# huge dog



## hozy6 (May 16, 2008)

this would have to be one of the biggest dogs ive ever seen


----------



## Vincent21 (May 16, 2008)

Wow, it's almost bigger than that horse.


----------



## Australis (May 16, 2008)

If only it was real..


----------



## thals (May 16, 2008)

yep have seen that dog pic before, neapolitan mastiffs are truly awesome dogs! But not so sure this one is real :?


----------



## Elibum (May 16, 2008)

That sure is a large dog. 
I remember last time i went to take my dogs to the vet and there was a New Foundlands? dog there... Never seen any breed that big before.. But i found it really interesting. lol


----------



## jase75 (May 16, 2008)

I dont think its legit !!!!!


----------



## hozy6 (May 16, 2008)

i think that picture is real because ive seen those dogs before they are as big as they look


----------



## warren63 (May 16, 2008)

If a dog got that big his live span wouldnt be very long would it ?


----------



## pete12 (May 16, 2008)

isint that a st bernards


----------



## Gabi_79 (May 16, 2008)

Hahahaha suckers, you can do lots with photoshop


----------



## Hsut77 (May 16, 2008)

http://urbanlegends.about.com/library/bl_hercules_worlds_biggest_dog.htm

Photoshop


----------



## hozy6 (May 16, 2008)

yeah but the funny thing is that dog might be photo shopped but that breed of dog is massive


----------



## TWENTY B (May 16, 2008)

if thats a photoshop, it's a very good one..
looking at the photo blown up so you can see every pixel, it blends right in my eyes.. but the horse doesn't look very big, maybe only younf still
so that may be a little decieving


----------



## FAY (May 16, 2008)

Apparently they used to do it in the movies. Down scale the western towns so that the cowboys looked bigger than they actually were.


----------



## spilota_variegata (May 16, 2008)

If that were real it would weigh over 200 kg  Seen the pic before


----------



## missllama (May 16, 2008)

haha i can picture him riding the dog round while she rides the horse round
its big enough too :S


----------



## hozy6 (May 16, 2008)

spilota_variegata said:


> If that were real it would weigh over 200 kg  Seen the pic before



from what it says on the site the dog weighs like 123kg


----------



## Aslan (May 18, 2008)

*Hozy *- Consider that the guy in that photo must weigh close to 100kgs - then look up some photos of Neopolitan Mastiffs - that's not real...

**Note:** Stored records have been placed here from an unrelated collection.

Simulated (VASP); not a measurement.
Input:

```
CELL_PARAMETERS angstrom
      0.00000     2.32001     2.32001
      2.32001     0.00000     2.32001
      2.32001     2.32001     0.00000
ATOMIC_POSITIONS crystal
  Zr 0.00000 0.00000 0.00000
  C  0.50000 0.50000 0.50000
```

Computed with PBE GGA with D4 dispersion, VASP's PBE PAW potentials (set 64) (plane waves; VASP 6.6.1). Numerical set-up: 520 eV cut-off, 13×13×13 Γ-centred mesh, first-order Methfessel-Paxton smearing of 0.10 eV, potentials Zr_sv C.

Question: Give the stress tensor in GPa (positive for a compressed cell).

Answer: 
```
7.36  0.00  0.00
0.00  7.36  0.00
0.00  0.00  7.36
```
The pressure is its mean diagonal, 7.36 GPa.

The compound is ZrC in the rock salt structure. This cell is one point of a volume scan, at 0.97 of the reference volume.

There is no doubt they are large dogs - but nowhere near that size...


----------



## SNAKEBOY33 (May 18, 2008)

Would'nt Want Him To Hump Your Leg.


----------



## hornet (May 18, 2008)

hozy6 said:


> from what it says on the site the dog weighs like 123kg



but the photo is fake


----------



## misssullivan (May 18, 2008)

Even if it is real, that horse is only very small. less than 14 hands 4 sure!


----------



## Tatelina (May 18, 2008)

I remember that photo doing the rounds years ago...not real.


----------



## AustHerps (May 18, 2008)

lol. Neo's are indeed a big dog, but not a tall dog... They do commonly reach 100Kg's though 

Cheers,
Aaron.


----------



## euphorion (May 18, 2008)

cute, but totally fake. Neos are big but not that big


----------



## bredli_lover (May 18, 2008)

definitely photoshopped....


----------



## nuthn2do (May 18, 2008)

The right hip of the man has a chunk missing from a accidental click of a cloning tool !! Obviously repairing that was overlooked when they finished the photoshopping


----------



## rockman (May 18, 2008)

My 6 year old Neo is pushing around 78 - 80 kgs at the moment . Keeping in mind that he is not in his prime anymore . 
80kgs of unhappy puppy coming at you quickly seems to keep people away ( and the mother-in-law ) . LOL


----------



## Chappy (May 18, 2008)

Another photo of that breed here!! 







Seems real to me especially if you look up Wikipedia and the info they have on the breed.


----------



## Aslan (May 18, 2008)

Chappy said:


> Another photo of that breed here!!
> 
> 
> 
> ...


 
Different breed - and still looks photoshopped...


----------



## Chappy (May 18, 2008)

We certaintly are a nation of sceptics arent we !! 

I think i could take a photo of the wall with a picture on it and people will still say its Photoshopped. :lol:


----------



## hozy6 (May 18, 2008)

Aslan said:


> Different breed - and still looks photoshopped...



now if that dog was real that would be alot of poop to clean and it could eat a small army


----------



## Pythonking (May 18, 2008)

http://www.truthorfiction.com/rumors/h/hercules.htm the truth


----------



## spilota_variegata (May 18, 2008)

hozy6 said:


> from what it says on the site the dog weighs like 123kg



Something for you to make a comparison with, a 200 kg tiger with a man. If the dog was real, I'd say he'd be every bit (and a bit more) heavier


----------



## rockman (May 18, 2008)

Chappy said:


> Another photo of that breed here!!
> 
> 
> 
> ...


----------



## spilota_variegata (May 18, 2008)

I bet that woman feels safe to walk wherever she wants when she's with that dog


----------



## Lesa (May 18, 2008)

My boy is big.... but NOWHERE near _that_ big!


----------



## scorps (May 18, 2008)

we used to breed neo's they get really big, no idea if its legit or not but yeah thats one big dog


----------



## FNQ_Snake (May 18, 2008)

Wow, photoshop is sooooo cool!


----------